As you may already know, I currently sit as the President of the Ottawa Chapter of the National Association of Computer Consulting Businesses (NACCB). The industry association represents over 70 IT Services firms in Canada , encompassing over 22,000 contractors, 2000 employees and more than $2.5 billion in revenues. One of the NACCB’s fundamental objectives is to represent the industry in public policy formulation.
We have recently been very involved in Ontario’s latest foray in to regulation in the contingent labour industry. The Ontario Government is headed towards more regulation and, unfortunately, it would very much appear this has the making of “good politics over good policy “.
The spotlight shone on the staffing industry in a bad way originally several years ago when the Toronto Star featured stories of individuals exploited by unethical and shady agencies. These companies deserved to be exposed for the bad organizations they were and suffer the consequences. No doubt, that kind of media exposure is deservedly detrimental to a company and contributes to it either correcting its practices or it will go out of business. Staffing Agencies are licensed in Ontario so there is a mechanism to correct or ultimately shut down such companies.
This was the same time the Ontario Government passed Bill 139 to regulate temporary employees and independent contractors in Ontario. Bill 18 followed in 2014 and largely established joint and several liability for both the agency and client for wages, overtime pay , public holiday pay, etc. Ultimately, this represented new risk for clients.
This leads us to today where last Winter, the Wynne Government of Ontario appointed two Special Advisors, lawyers with deep backgrounds in Labour Law, to lead a study in The Changing Workplace and Employment Review. The mandate, among many other things, will include reviewing the current and future world of temporary labour, including independent contractors.
To date there have been multiple presentations which need to be considered before the Advisers will release their preliminary Report. The vast majority of which have been from Trade Unions and employee groups, union-related organizations like the Workers Action Centre (WAC)
Here are some of the recommendations being discussed among others:
6 month limit on use of a variable temp or contractor before they would automatically become an employee;
Contingent labour to make up no more that 20% of workforce as well as the total number of hours worked by assignment employees not to exceed 20% of all hours worked by employees;
Temporary workers must receive all benefits of employees;
Clients of agencies to be jointly liable for all rights under ESA;
Establish a reverse onus on employee status. In other words, all workers are presumed to be employees unless able to demonstrate otherwise, virtually ending or at least jeopardizing independent contractor status.

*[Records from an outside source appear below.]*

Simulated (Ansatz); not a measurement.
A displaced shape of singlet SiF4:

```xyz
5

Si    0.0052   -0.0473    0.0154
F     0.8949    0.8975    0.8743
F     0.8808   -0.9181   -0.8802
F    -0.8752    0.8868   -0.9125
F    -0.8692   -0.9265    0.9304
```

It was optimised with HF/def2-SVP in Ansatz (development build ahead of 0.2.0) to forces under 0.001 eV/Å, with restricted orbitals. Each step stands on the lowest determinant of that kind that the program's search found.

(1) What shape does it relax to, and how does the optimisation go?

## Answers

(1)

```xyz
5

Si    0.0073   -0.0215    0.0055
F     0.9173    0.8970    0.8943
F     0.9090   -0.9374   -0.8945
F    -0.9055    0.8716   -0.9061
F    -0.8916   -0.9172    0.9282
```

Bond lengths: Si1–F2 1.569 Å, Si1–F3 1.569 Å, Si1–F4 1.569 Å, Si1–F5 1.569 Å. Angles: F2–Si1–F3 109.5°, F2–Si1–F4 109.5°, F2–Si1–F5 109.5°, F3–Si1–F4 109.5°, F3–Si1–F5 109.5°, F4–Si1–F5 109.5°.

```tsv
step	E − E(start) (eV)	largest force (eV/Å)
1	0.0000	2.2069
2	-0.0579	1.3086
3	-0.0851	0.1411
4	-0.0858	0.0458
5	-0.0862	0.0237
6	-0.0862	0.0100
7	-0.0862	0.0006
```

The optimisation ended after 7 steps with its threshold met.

There are several other issues and proposals, many of which would substantially alter the temporary labour market. There are a number of measures that add new risk to customers in joint liability to the extent that many of the measures, given experience in Europe and other countries, will see any organization that uses a contingent labour force as part of their workforce strategy to consider other options most notably offshoring.
Although this is an Ontario initiative it is easy to assume other provinces are looking very closely at what transpires in Canada’s most populous province. It is critical that employers and industry get engaged with this Review to offer the valid and compelling reasons that will allow business to survive and thrive in the ever changing 21st century work environment.